Marceline Loridan-Ivens

Marceline Loridan-Ivens was 15 when, in April 1944, she was arrested along with her father by the Nazis and sent from occupied France to Auschwitz-Birkenau. Marceline would make it home. Her father would not.

But You Did Not Come Back is Loridan-Ivens’s extraordinary, unflinching and deeply moving memoir of the year she spent in Birkenau, her liberation by the Russians and her return home to France. She describes her experiences with a resolute commitment to detail; there is the brutal, visceral truth about her enforced labour in the camp – “I dug the ditches where the bodies of 50 distant relatives from Lodz would burn” – and there are harrowing stories of murdered children and savage violence. But there is no room for sentimentality in Loridan-Ivens’s honest and self-aware prose: the facts of her incarceration speak emotively enough.

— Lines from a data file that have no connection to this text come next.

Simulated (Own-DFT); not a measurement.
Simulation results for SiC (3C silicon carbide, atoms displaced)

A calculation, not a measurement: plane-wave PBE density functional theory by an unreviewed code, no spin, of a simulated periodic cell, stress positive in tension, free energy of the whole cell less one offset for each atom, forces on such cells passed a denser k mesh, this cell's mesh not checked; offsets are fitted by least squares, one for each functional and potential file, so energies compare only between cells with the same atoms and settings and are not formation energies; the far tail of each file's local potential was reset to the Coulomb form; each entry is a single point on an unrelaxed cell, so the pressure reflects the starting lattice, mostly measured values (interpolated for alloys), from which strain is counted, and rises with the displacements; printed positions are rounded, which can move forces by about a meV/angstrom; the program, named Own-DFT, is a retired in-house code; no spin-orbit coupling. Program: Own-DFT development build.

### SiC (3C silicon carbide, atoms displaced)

The book is much more than a Holocaust memoir, though; it is a love letter to the father who never came back: “I loved you so much that I was happy to be deported with you,” she declares. And it is also a rallying call for remembrance, for recognition, for her voice to be heard and her experiences learned from: “I know now that antisemitism is an eternal given… but I do not want to be someone who needs protection.”

Loridan Ivens’s inability to remember the content of her father’s note haunts the novel as it has clearly haunted her
When Loridan-Ivens and her father first arrived in Poland, she was sent to Birkenau and he to Auschwitz: “Afterwards, history linked those two places with a simple hyphen. Auschwitz-Birkenau… Time obliterates what separated us, it distorts everything.” She was just able to glimpse her father’s camp from hers: “Between us stood… the unbearable certainty of what was happening to us all.” Somehow, her father persuaded an electrician to bring her a letter, “a stained little scrap of paper… four or five sentences”. Despite the initial hope this letter brought with it, Loridan-Ivens subsequently mislaid it and can no longer remember what it said: “I try, but it’s like a deep hole and I don’t want to fall in.”

Her inability to remember the content of her father’s note haunts the book as it has clearly haunted the author all these years. But this forgetting is beautifully juxtaposed with her determination that her memories should not be ignored. On returning home after the war, her emotionally distant mother, who had evaded capture, instructs her: “‘You have to forget’… She didn’t understand where I was coming back from, or didn’t want to.” In later life, Loridan-Ivens becomes a documentary-maker, and there is a sense of both purpose and defiance in her chosen career: “I wanted to become part of a story that was greater than my own.” She married twice, the second time to the Dutch film-maker Joris Ivens, a man old enough to be her father, but she never had children: “Motherhood had no meaning any more: babies were the first to be sent to the gas chamber.”

But You Did Not Come Back is indisputably a story of survival – “I have a story. I do. I’m the survivor” – and yet it is also a story of how trauma impacts through the generations. Both Loridan-Ivens’s younger brother and older sister eventually took their own lives by “the same cocktail” of pills and alcohol: they were “sick from the camps without ever having been there”.

Very occasionally a book comes along that demands to be published, to be read, to be talked about. A book about pain and suffering, about cruelty and humanity, about grief and love. But You Did Not Come Back is an exquisitely written, beautifully translated and unwaveringly honest testimony; a story we will all do well never to forget.